Mr. Speaker, I rise today as the elected member for the Oxford riding to make my maiden speech in this elegant and venerable chamber. When I visited this place as a high school student some 50 years ago, I little thought that I would have the opportunity to address my hon. colleagues as a member of Her Majesty's government. However, that day has arrived and it is an intensely moving experience for me.
I am proud to represent all the citizens of Oxford riding and Burford Township and I thank them for giving me the opportunity to serve them and Canada.
Oxford County and Burford Township, which make up the riding of Oxford, are situated in the agricultural heartland of southwestern Ontario. It is not as rugged as Alberta or B.C., or as expansive as Manitoba or Saskatchewan, nor does it have the rocky coasts and oceans of maritime Canada. It does have the pastoral beauty, character and history of many predominantly rural ridings in central Canada.
Agriculture is the backbone of our communities. We have tobacco farms in the southern part of Oxford around Tillsonburg, which is a progressive town, supporting factories, supplying parts to the automotive industry. Tillsonburg is also the headquarters of the Flue-Cured Tobacco Growers' Marketing Board.
About 25 kilometres north of Tillsonburg is the town of Ingersoll, the home of the huge, modern General Motors Suzuki automobile plant known as CAMI.
The county seat is in the city of Woodstock, population 30,000. It is the administrative centre of Oxford County and has many factories serving the automotive and trucking industry, as well as several concrete fabricating plants, foundries and metal machining factories. The linings for the new Detroit River tunnel are being fabricated in Woodstock.

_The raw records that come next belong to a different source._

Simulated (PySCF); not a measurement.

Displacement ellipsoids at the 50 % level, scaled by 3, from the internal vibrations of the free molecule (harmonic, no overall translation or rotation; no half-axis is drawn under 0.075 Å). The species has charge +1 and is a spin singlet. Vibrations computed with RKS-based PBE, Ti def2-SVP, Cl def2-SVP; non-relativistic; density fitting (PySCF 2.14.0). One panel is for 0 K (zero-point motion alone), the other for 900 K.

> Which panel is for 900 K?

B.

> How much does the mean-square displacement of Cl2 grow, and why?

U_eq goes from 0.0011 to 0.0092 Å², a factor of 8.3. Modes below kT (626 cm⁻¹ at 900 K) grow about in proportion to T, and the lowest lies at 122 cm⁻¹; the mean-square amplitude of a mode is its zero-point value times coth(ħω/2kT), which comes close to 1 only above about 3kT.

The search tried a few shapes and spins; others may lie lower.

Woodstock is proud to be called the dairy capital of Canada and its symbol for the last 50 years is a holstein cow, Springbank Snow Countess, owned and milked by Tom Dent, a former Speaker of the legislative assembly of Ontario between 1943 and 1955. A life size statue of Snow Countess stands proudly beside the highway just as one enters Woodstock from the east.
I could wax eloquent about the hundreds of well kept dairy farms throughout Oxford County and Burford Township. There are also cash crop farmers, pork producers and chicken farmers. In fact, Cold Springs Farms of Thamesford is one of Ontario's largest turkey producers and processors.
Burford Township boasts some high tech factories and an outstanding research farm. Just north of Woodstock is the Western Ontario Breeders Incorporated which collects, tests, stores and sells semen around the world for the artificial insemination of cattle.
Oxford, my hon. friends, was the birthplace of some interesting historical characters. Aimie Semple MacPherson, the California evangelist, was born and raised near Ingersoll. A woman with a less admirable but no less colourful life was Cassie Chadwick, the famous con artist who lived very high off the hog in Cleveland, Ohio by pretending to be the illegitimate daughter of the New York City millionaire Andrew Carnegie of library fame.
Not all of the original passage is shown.